During the International Supercomputing Conference (ISC) held in Germany, Intel gave more details about an AI chip planned for release in 2025. According to Jeff McVeigh, vice president of Intel’s supercomputing group, the Falcon Shores platform will no longer bring CPU and GPU together in an XPU, arguing that the market had changed so much that it no longer made sense to pursue integration. Now Falcon Shores will just be a GPU with 288 gigabytes of memory and 8-bit floating point processing.

“When workloads are fixed, when there’s a lot of clarity that they’re not going to change dramatically, integration is great,” McVeigh explains, stating that currently AI and HPC workloads are too dynamic for integration to make sense.

The decision not to pursue the combined CPU-GPU architecture has to do with Intel’s changing strategy to address Nvidia’s lead in the AI chip market, and also AMD’s upcoming MI300 chip.

Data centre and AI market

A direct consequence of the growth of the Generative AI market, which is expected to reach $126.5 billion by 2031 at a compound annual rate of 32%, is the increased demand for data centre resources. Because of this, the need for higher power densities of the IT systems that support AI applications is also growing. This brings challenges for existing data centres, especially older facilities.

“This situation makes the move to cloud services imperative for many organisations, although they must also decide how to manage their current infrastructure and facilities,” said Chris Street, director of data centres at JLL in an interview with Tech Wire Asia.

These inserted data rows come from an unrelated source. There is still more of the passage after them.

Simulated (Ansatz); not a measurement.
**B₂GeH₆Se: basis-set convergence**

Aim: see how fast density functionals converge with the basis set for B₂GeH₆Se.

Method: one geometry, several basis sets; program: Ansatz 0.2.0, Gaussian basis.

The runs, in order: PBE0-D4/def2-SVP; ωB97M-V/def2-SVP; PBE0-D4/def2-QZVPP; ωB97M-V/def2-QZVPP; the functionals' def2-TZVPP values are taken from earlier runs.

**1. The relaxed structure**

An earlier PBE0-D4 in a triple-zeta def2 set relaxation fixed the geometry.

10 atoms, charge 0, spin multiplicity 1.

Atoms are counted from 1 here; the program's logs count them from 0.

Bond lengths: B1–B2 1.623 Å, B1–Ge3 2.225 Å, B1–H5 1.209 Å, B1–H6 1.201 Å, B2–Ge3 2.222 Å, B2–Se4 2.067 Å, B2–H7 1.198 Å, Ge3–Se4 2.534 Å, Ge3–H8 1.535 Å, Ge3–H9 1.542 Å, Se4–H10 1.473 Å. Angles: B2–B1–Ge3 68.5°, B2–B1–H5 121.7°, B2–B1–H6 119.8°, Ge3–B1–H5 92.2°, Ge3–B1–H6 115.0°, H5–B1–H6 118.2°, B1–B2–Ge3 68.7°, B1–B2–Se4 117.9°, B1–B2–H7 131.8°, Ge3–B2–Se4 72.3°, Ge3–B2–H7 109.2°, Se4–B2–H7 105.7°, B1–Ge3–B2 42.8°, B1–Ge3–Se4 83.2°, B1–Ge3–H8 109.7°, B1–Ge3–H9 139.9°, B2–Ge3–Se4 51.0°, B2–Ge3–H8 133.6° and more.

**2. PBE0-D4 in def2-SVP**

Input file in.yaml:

Another concern beyond the possible exclusion of companies with little ability to invest in AI workloads has to do with sustainability. According to Street, there needs to be collaboration between the data centre industry, other technology companies, government agencies, regulators and communities to drive sustainability efforts. “These efforts start with assessing how data centre strategies are aligned with corporate goals and objectives as well as operational strategies and audits of third-party service providers,” Street explains.